Eric Riordon had an artistic career that spanned only 15 years, making his paintings particularly rare.

John Eric Benson Riordon was born in St. Catharines, Ontario, but the family soon moved to Montreal, where he attended McGill University before studying for a year at the Ecole des Beaux Arts.

From Montreal, Eric Riordon travelled to Paris in 1932, where he continued his art studies at the prestigious Grande Chaumière and Académie Julian. He then travelled and painted extensively in Europe.

Exhibited in Paris

Eric Riordon achieved some instant success, with his work shown at the Paris Salon in 1933 and 1934.

On his return to Montreal, the young painter turned his eyes to the Laurentians, where he had spent many summers at a family cottage north of Mont Tremblant at Lac Lache.

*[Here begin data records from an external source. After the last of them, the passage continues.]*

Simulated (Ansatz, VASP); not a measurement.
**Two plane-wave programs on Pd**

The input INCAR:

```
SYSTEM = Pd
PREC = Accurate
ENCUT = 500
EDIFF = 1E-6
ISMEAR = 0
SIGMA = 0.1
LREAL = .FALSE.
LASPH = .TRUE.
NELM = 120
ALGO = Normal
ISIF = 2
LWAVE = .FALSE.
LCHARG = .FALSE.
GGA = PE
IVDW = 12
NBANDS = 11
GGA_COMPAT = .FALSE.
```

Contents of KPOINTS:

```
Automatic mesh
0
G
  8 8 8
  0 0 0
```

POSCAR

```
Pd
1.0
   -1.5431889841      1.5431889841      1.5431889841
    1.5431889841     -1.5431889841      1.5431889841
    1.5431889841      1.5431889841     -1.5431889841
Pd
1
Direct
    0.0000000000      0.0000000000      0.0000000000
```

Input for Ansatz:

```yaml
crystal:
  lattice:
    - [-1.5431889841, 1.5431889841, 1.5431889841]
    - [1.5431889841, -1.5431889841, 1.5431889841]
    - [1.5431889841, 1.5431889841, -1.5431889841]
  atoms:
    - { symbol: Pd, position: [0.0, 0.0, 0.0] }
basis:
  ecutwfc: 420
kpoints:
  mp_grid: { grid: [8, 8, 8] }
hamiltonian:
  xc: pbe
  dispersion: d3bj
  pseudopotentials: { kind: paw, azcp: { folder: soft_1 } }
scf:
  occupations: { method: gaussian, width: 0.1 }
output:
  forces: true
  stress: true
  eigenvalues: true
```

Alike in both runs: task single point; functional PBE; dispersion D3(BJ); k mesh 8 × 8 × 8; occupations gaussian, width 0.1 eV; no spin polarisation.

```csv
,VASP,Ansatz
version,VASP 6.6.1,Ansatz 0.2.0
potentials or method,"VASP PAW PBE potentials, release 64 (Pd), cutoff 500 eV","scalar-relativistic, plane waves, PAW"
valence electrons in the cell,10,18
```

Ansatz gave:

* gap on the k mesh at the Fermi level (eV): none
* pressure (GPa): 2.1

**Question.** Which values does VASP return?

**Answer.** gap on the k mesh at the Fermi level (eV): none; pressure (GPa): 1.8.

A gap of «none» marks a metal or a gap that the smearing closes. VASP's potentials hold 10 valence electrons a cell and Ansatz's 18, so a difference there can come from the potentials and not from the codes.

Dring the 1930s, Eric Riordon established a reputation for his fine paintings of the Laurentiens, mounting his first solo show in 1935. He had further solo shows in Montreal each year during the 1930s, as well as several exhibits in Toronto. His paintings were also exhibited regularly by the Royal Canadian Academy.

Other favourite subject matters were seascapes, beach, harbour and river scenes, painted both in Canada (along the St. Lawrence River, Gaspe and Nova Scotia), in Europe (particularly in Brittany, France) and the United States (Maine).

Many of these nautical themed paintings grew out of Eric Riordon’s early interest in the sea.

Painted in the Laurentians

After the Second World War broke out, Eric Riordon joined the Royal Canadian Navy Volunteer Reserve, training to become a Lieutenant. He was posted to the East coast for duty, where he was promoted to second in command of a corvette engaged in anti-submarine and trans-Atlantic convoy duty.

While serving, Eric Riordon created a series of miniature sea paintings which depicted the Canadian navy at war. Thirty-four of these paintings were later exhibited across Canada (from 1950-52).

After the war, the artist built a house near Ste. Adele, Quebec, and painted more Laurentian scenes. These depicted mountains, valleys, rivers and streams through all four seasons, with majestic skies, but his peaceful winter scenes are probably best known.

Eric Riordon became an Associate Royal Canadian Academy member in 1946.

Eric Riordon died at age 43 in 1948, leaving behind a wife and two sons, as well as an artistic legacy that is admired by discerning Canadian art lovers and fine art collectors.